1982 Harry H. Goode Memorial Award
"In recognition of his contributions in pattern recognition and its applications, and his leadership in education in information processing"
Professor Fu, a native of China, received degrees from the National Taiwan University and the University of Toronto. In 1959, he received his Ph.D. from the University of Illinois. After holding positions at Seattle University and the Boeing Airplane Company, he came to Purdue University in 1960 as Assistant Professor of Electrical Engineering. He was rapidly promoted to Associate Professor, then Professor, and in 1975 he was named the W. M. Goss Distinguished Professor of Electrical Engineering. Internationally recognized in the engineering disciplines of pattern recognition, image processing, and artificial intelligence, Prof. Fu made milestone contributions in both basic and applied research. He was often termed the father of automatic pattern recognition and was responsible for contributing a deep theoretical foundation to the area by pointing out the basic similarity between recognizing the patterns in pictures or other data and recognizing the patterns in an English sentence. Building on this idea, he formulated the concept of a grammar for patterns, which led to the area of syntactic and semantic pattern recognition.

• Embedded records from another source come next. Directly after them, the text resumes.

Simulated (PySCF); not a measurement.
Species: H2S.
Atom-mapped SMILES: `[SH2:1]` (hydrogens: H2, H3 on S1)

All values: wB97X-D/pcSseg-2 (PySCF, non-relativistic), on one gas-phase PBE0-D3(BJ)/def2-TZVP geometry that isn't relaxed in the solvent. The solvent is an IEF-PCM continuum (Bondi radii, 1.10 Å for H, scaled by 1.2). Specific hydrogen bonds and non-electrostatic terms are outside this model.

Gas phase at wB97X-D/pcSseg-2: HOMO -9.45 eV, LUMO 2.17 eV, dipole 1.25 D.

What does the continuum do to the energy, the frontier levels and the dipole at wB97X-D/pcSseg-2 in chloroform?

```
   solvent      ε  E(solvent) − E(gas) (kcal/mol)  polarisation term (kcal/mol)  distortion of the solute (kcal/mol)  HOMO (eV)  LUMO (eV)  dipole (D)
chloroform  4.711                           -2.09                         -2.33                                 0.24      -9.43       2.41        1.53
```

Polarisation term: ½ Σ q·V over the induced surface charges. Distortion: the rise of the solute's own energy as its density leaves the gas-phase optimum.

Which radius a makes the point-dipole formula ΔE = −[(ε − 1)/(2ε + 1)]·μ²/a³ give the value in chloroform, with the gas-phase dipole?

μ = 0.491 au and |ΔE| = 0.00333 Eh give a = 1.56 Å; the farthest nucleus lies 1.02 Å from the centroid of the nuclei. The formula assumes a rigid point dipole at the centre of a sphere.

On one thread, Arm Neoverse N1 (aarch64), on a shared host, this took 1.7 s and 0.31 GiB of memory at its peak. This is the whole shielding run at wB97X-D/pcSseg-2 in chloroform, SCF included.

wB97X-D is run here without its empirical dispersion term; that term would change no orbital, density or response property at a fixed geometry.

Through his contributions and tireless and unselfish devotion to professional activities, he contributed in many ways to the IEEE Geoscience and Remote Sensing Society, as evidenced by his willingness to serve as Associate Editor of the TRANSACTIONS. He was associated with the founding of the Laboratory for Applications of Remote Sensing (LARS) at Purdue University, and many of his contributions and those of his students are now routinely used in the analysis of remotely sensed image data. Dr. Fu wrote four books and more than 400 scholarly papers. He taught and inspired 75 Ph.D. candidates. Among his many honors, he was elected to membership in the National Academy of Engineering in 1976, received the Senior Research Award of the American Society for Engineering Education in 1981, and was awarded the IEEE's Education Medal in 1982. He was a Fellow of the IEEE, a 1971 Guggenheim Fellow, and a member of the Sigma Xi, Eta Kappa Nu, and Tau Beta Pi honorary societies. Moreover, he was the founding president of the International Association for Pattern Recognition, the founding Editor-In-Chief of the IEEE TRANSACTIONS ON PATTERN ANALYSIS AND MACHINE INTELLIGENCE, and the Editor-In-Chief or Editor of seven leading scholarly journals. Surviving are his wife, Viola; two sons, Francis, of Columbus, Ohio, and Thomas, a student at Purdue; a daughter, June, a student at Northwestern University, and three brothers, Tse-Sun Fu, Run-Sun Fu, and Yuen-Sun Fu.